Harvard and the University of Florida take divergent paths in dealing with lawbreaking students

L: Harvard dean Rakesh Khurana (Christopher Michel/Wikimedia) R: UFL dean Chris Summerlin (dos.ufl.edu)

It was the best of times, it was the worst of times, it was the age of wisdom, it was the age of foolishness. Take the cases of Cambridge, Mass., and Gainesville, Fla., where university leaders this week charted two different courses in their handling of disciplinary cases stemming from students’ engagement in vicious anti-Israel protests this spring.

At the University of Florida, where former GOP senator Ben Sasse assumed the presidency last year, dean of students Chris Summerlin rejected the recommendations of a faculty panel and opted instead to impose harsher sentences on several students arrested in April, one of whom was captured on video spitting on a police officer.

Those students are suspended for three or four years, depending on the severity of their infractions. They are banned from campus during that time and will be required to reapply for admission.

At Harvard, meanwhile, the school’s administrative board reversed its decision to suspend five students for participating in an unlawful encampment. Now, the Harvard Crimson reports, "the most severe probation charge will last for just one semester, a remarkable change from the initial punishments which required one student to withdraw from the College for three semesters."

It doesn’t take a genius to see the writing on the wall and, indeed, the Crimson notes, "Harvard may have further emboldened pro-Palestine student groups ahead of the return to campus in September."

Indeed, the school’s anti-Israel radicals declared victory in a series of Instagram posts: "Harvard has caved in, showing that student intifada will always prevail," they wrote. "This reversal speaks to the power of our movement, both on campus and worldwide."

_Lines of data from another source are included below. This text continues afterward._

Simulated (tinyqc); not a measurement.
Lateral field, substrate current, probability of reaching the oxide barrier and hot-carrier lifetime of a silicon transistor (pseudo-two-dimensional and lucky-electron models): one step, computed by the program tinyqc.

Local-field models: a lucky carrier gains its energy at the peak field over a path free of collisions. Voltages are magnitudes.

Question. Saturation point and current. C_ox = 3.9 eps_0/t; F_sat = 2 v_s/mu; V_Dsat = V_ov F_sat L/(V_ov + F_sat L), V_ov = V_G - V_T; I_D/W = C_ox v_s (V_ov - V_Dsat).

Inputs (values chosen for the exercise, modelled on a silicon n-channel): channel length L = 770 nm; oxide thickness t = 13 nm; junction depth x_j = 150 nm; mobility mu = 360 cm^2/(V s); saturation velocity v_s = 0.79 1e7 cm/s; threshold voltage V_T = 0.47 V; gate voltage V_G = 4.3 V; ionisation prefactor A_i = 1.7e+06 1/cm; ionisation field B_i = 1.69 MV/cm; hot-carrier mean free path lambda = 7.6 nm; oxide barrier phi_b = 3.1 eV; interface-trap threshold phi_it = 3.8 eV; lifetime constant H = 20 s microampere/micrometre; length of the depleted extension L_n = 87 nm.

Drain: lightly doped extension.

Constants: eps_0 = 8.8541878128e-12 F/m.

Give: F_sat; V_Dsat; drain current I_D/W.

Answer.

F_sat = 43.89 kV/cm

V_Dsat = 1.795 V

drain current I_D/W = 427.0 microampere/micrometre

We disagree. This reversal speaks to the fecklessness of administrators at elite universities, the rampant anti-Semitism and radical politics that dominate their ranks, and the case for serious students, parents, and faculty to flee these campuses. And of the student movement itself, its chief accomplishment is likely to be the further destruction of the institutions who abide its lawbreaking. Their prestige evaporates by the hour.